I have decided to make available a short draft version of a larger work, what could probably be called my greater “project” that I am actively working on. As has been pointed out by both Nick and Ben in their recent interviews with Paul Ennis, I am part of a small group of speculative realists (a name I gladly wear) that not only defends, but attempts to expand on the tradition of psychoanalysis, or more specifically, the metaphysics of psychoanalysis.

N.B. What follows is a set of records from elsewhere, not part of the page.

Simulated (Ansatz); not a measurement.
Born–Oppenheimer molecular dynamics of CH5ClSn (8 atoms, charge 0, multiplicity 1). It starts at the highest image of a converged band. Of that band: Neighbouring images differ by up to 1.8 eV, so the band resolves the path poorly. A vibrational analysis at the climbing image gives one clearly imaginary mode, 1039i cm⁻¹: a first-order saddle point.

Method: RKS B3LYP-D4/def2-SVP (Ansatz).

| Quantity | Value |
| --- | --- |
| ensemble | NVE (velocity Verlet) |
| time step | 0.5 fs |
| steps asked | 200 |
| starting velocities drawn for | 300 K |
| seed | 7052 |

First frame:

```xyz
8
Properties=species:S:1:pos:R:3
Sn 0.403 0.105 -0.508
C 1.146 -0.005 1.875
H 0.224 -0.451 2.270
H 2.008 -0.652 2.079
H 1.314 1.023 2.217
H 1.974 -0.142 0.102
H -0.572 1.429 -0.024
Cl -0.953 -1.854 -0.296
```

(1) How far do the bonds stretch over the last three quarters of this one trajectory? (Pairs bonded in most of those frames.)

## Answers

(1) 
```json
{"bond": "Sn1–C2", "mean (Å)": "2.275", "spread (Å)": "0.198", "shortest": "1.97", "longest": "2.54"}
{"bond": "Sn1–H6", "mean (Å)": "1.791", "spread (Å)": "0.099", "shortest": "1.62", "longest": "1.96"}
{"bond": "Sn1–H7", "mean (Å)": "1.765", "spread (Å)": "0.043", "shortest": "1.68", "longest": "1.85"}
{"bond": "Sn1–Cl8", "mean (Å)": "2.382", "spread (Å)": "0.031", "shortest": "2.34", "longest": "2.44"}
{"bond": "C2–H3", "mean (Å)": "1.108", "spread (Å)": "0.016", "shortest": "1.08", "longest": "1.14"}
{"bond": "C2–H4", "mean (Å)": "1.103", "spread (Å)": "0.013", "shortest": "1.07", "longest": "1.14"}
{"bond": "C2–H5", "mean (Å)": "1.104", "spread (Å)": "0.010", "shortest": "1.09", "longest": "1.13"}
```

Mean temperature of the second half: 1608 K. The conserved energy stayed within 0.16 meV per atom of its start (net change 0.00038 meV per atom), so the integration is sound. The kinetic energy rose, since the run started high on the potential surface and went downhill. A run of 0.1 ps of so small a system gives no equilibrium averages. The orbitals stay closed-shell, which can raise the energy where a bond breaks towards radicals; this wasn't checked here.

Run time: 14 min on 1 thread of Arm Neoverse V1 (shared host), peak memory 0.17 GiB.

The piece in question is “Being Without Thought: The Unconscious and the Critique of Correlationism” and could best be described as my immediate reaction to Meillassoux’ After Finitude, written a few months ago. The work is still very much early on, and I hope to expand on it a fair amount, with all of the sections growing. The purpose of the paper was to cap off a reading course I did this past winter on Schelling, Lacan, and Zizek. I had just read Meillassoux’ book and asked my advisor if I could write a short piece attempting to sort out my ideas on how Meillassoux relates to the metaphysics of psychoanalysis. The sections on Badiou, Schelling and Schopenhauer are admittedly rough, but I think there’s a seed of something larger there. I will be expanding on all of these ideas this fall when I will be sitting in on a seminar on Schopenhauer, since it’s been a couple of years since I read The World as Will and Representation. I also hope to add a section on Eduard von Hartmann, but I’m not sure when or if I’ll have time to really deal with his massive The Philosophy of the Unconscious. I would also like to figure out how Zizek fits in with all of this, though I suspect his Hegelianism would not fare well.
Anyway, please read the piece (again, it is only very brief, draft, etc, etc.), and let me know what you think.
5 Comments
August 18, 2009 at 9:00 am
You may find a good resource in Michel Henry’s Genealogy of Psychoanalysis. Probably a correlationist, I don’t know, but interesting book that seems to share a lot with what you’ve written here.
August 18, 2009 at 7:22 pm
Thanks Anthony, I know of Henry’s book but haven’t had a chance to read it yet. I’ll look for it next time I’m on campus.
August 18, 2009 at 10:26 pm
It may be of interest to you that Laruelle is deeply influenced by Henry.
August 19, 2009 at 9:21 pm
[...] realism and psychoanalysis. But in the last few days, it appears that things are starting to happen on that front. And the fact that some people (perhaps, in fact, all of them) seem to be taking [...]
August 27, 2009 at 11:36 pm
Michael, I’ve found this essay to be an interesting shock to thought, for me, since I’m generally distrustful of vague terms such as Being and Thought. Nevertheless, I think you’ve succeeded nicely in deciphering Freud’s WO ES WAR, and needling it through Lacan and Badiou into these neonihilistic endtimes..
There’s a link below that might be relevant, but first, these lines from Anthony Wilden’s SYSTEM AND STRUCTURE (a 1972 survey of Freud, Lacan, Bateson and cybernetics) that anticipate what this essay has crystalized for me:
“As an isolated logical statement, the first sentence of DE LA VANITE is meaningless, because it is self-reflexive: it judges its own validity. As an existential paradox, however, it has several levels of meaning or truth. It expresses Montaignes’s double bind and it involves the reader in it” (106).
Such has been my discombobulation in coming to terms with “Being Without Thought”. Still, like Wilden, I’m interested in getting “Beyond the Entropy Principle in Freud” and “The Unconscious Structured Like a Language”. Oddly enough, this July 18 SCIENCE NEWS article by Tina Hesman Saey, “You Are Who Your Are By Default: It may be off when you’re on but the brain network behind daydreams and a sense of self is no slacker”, reveals that, surprise, neuroscience is revealing some of these same aspects of the unconscious that Freud and Lacan anticipated.